Here are some thoughts from 70 years ago from the eminent statistician, R.A. Fisher, from the “Design of Experiments”. There’s a nice dig about “heavyweight authorities”.
When any scientific conclusion is supposed to be proved on experimental evidence, critics who still refuse to accept the conclusion are accustomed to take one of two lines of attack. They may claim that the interpretation of the experiment is faulty, that the results reported are not in fact those which should have been expected had the conclusion drawn been justified, or that they might equally well have arisen had the conclusion drawn been false.
Such criticisms of interpretation are usually treated as falling within the domain of statistics. They are often made by professed statisticians against the work of others whom they regard as ignorant of or incompetent in statistical technique; and, since he interpretation of any considerable body of data is likely to involve computations, it is natural enough that questions involving the logical implications of the results of the arithmetical processes employed, should be relegated to the statistician. At least I make no complaint of this convention. The statistician cannot evade the responsibility for understanding the processes that he applies or recommends.
My immediate point is that the questions involved can be dissociated from all that is strictly technical in the statistician’s craft, and when so detached are questions only of the right use of human reasoning powers, with which all intelligent people, who hope to be intelligible, are equally concerned, and on which the statistician as such speaks with no special authority. The statistician cannot excuse himself when the duty of getting his head clear on the principles of scientific inference, but equally no other thinking man can avoid a like obligation.

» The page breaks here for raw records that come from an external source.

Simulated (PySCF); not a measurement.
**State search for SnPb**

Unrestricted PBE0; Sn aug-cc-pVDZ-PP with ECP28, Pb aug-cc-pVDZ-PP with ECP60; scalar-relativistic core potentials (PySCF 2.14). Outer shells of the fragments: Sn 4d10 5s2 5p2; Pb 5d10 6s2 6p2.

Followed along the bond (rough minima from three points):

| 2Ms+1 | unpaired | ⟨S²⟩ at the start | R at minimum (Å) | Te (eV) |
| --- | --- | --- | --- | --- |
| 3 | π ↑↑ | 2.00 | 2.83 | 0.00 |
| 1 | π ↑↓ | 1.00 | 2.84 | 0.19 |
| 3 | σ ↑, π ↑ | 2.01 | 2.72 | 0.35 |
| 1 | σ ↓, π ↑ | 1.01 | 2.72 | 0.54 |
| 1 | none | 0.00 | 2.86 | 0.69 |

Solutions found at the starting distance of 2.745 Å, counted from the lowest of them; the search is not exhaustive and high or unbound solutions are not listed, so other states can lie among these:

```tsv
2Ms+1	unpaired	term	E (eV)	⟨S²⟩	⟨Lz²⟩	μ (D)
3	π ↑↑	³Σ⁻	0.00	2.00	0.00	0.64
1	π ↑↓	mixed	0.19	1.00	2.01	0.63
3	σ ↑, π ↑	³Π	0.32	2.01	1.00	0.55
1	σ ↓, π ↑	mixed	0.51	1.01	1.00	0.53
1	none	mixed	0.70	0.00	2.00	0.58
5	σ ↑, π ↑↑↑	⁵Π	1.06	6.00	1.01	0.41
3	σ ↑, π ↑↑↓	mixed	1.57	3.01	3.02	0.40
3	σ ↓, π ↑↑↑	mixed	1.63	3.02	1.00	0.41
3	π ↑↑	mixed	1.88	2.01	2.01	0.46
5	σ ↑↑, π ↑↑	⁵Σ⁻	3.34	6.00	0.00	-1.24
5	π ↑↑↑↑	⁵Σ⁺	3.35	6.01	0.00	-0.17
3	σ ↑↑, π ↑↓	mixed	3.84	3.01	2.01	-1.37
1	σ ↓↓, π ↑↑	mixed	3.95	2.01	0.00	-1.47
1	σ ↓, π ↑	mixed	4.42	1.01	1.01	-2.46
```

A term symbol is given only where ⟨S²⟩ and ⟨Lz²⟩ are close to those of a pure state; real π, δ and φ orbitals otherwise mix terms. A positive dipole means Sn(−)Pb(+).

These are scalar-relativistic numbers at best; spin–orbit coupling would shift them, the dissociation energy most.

The other type of criticism to which experimental results are exposed is that the experiment itself was ill designed or, of course badly executed. If we suppose that the experimenter did what he intended to do, both of these points come down to the question of the design or the logical structure of the experiment. This type of criticism is usually made by what I might call a heavyweight authority. Prolonged experience, or at least the long possession of a scientific reputation, is almost a prerequisite for developing successfully this line of attack. Technical details are seldom in evidence. The authoritative assertion “His controls are totally inadequate” must have temporarily discredited many a promising line of work; and such an authoritarian method of judgement must surely continue, human nature being what it is , so long as theoretical notions of the principle of experimental design are lacking — notions just as clear and explicit as we apply to technical details….
In the foregoing paragraphs, the subject matter of this book has been regarded from the point of view of an experimenter who wishes to carry out his work competently and having done so wishes to safeguard his results, so far as they are validly established, from ignorant criticism by different sorts of superior people.
I hope that I’m fitting into the first category; you can probably guess my views on the rest of the story.